New Yorker Obama Cover: “A Satire of a Misperception?” (UPDATED)
Yeah, you heard that right: “a satire of a misperception.” I heard someone this evening give that pretty nuanced explanation of the (now infamous) political cartoon on the cover of this week's New Yorker magazine. And I "get" it -- the cartoon is clever, smart and biting.
But for the 30% of Americans who tell pollsters that they believe that Obama is an angry, unpatriotic, secret black Panther Muslim terrorist sympathizer, it's quite a bit more straightforward: it simply confirms their belief that he's just no good.
After all, if even his friends are talking about it, there must be some truth to it.
Lastly, of course, it also confirms the view of the traditional media that Obama has a fundamental problem with white working class Americans. Or, as Stephen Colbert is wont to say after he shows (yet again) the video of Rev. Wright: "Why won't this story die?"

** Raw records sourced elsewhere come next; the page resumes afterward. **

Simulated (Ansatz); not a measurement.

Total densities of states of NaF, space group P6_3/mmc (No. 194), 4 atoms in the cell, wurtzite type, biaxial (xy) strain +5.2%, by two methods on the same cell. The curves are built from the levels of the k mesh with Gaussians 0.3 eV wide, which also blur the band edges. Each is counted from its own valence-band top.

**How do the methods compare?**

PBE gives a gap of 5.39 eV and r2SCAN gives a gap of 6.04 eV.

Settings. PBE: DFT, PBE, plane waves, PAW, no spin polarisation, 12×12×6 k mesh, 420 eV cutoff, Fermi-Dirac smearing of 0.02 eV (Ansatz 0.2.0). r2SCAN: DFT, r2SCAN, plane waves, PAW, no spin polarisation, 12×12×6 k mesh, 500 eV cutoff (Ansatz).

Speaking of Stephen Colbert, he is also a work of art that satirizes the misperceptions of the moonbat-class. As is Dave Chapelle (but not, when you get right down to it, Don Imus). Should we be unhappy with them as well? I can tell you that I heard Chapelle once say that he quit television because he realized much of his audience didn't get the nuance and was simply laughing at his caricatures of black people. He felt that he was somehow contributing to their ignorance. Colbert, too, has had some awkward moments with his audience but he hung in there and now it's pretty clear what the joke is all about when he goes on the air every night -- and that doesn't make his satire any less biting or on-point.
But the bottom line is this: there's a lot more at stake in the case of Obama. We've been through this in the last two election cycles and we'd like to avoid this kind of nonsense.
UPDATE: Then again, maybe I'm taking this personally and it's just business. Gary Kamiya has a point.